Sens. Chris Dodd (D-CT) and Bob Corker (R-TN) are working on a regulatory reform proposal that, instead of creating an independent Consumer Financial Protection Agency (CFPA), would place a consumer protection division inside of the Federal Reserve. Several Democratic members of the Senate Banking Committee are pushing back on this idea, noting that the Fed has been a dismal failure with regard to its already existing consumer protection responsibilities.

“In my 20 years of trying to get the Federal Reserve to properly protect consumers, it has been an uphill, and very often unsuccessful, battle. I am very leery of any consumer regulator being placed inside the Fed,” said Sen. Chuck Schumer (D-NY). “Why put consumer protection back in the Fed after it’s been so woefully neglected?” asked Sen. Jeff Merkley (D-OR). Dodd himself has also said that the Fed was “an abysmal failure” when it came protecting consumers.

House Financial Services Chairman Barney Frank (D-MA) called the proposal a “bad joke.” And it’s not only Democrats questioning the idea. Sen. Mike Johanns (R-NE), who opposes creating an independent CFPA, noted that “a few days ago, the Fed was in some degree of disfavor. The talk was giving it less power, not more. So what an unusual phenomenon has developed over the last few days.”

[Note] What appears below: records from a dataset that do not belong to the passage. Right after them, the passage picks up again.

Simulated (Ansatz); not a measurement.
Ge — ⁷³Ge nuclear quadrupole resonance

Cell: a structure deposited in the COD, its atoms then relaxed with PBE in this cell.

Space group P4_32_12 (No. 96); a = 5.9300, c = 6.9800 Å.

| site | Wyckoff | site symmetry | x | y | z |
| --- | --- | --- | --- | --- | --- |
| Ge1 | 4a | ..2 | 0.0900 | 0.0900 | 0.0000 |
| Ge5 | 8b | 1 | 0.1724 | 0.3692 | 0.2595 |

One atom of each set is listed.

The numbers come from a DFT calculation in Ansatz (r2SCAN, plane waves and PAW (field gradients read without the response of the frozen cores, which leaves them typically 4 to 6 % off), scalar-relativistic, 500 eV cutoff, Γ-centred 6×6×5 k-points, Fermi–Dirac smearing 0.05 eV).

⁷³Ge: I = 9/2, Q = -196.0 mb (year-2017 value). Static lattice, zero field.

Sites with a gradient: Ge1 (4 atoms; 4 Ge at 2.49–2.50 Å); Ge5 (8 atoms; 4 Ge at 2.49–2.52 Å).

But there is one group that is thrilled with the idea of the Fed keeping its power — the banks:

Banks say placing the agency with the Fed alleviates their concern that an independent entity would ignore the health of the financial system…Banking lobbyists say the Fed’s knowledge of the banking system makes it well-suited to coordinate rules on credit cards and other consumer financial products.

“Regulation of the products should be connected to the regulation of the bank,” said Scott Talbott, senior vice president of government relations for the Financial Services Roundtable, which represents the largest financial firms in the country.

The huge amount of support that banks are lavishing on the Fed should be telling. In a new letter to the Senate Banking Committee, six groups representing the financial industry are asking that the Fed not be stripped of any of its regulatory authority. Could it be because the Fed consistently sided with them and failed to crack down on their deceptive yet profitable lending?

As Demos’ Heather McGhee said, leaving consumer protection responsibilities with the Fed “would codify consumer protection’s secondary status in federal financial regulation.” “Consumer abuses were one of the root causes of the financial crisis and regulatory reform legislation should address this problem,” added Andrew Gray, a spokesman for FDIC Chairman Sheila Bair. “The FDIC has been on the record that the ideal way to do this is through an independent agency with the power to write rules for the banks and non-banks alike.”

Last year, commercial banks spent more than $50 million lobbying, “not to mention the money they donated, through PACs and individual donations, to candidates.” Will all that money buy them a reprieve from a new agency explicitly meant to prevent their worst practices?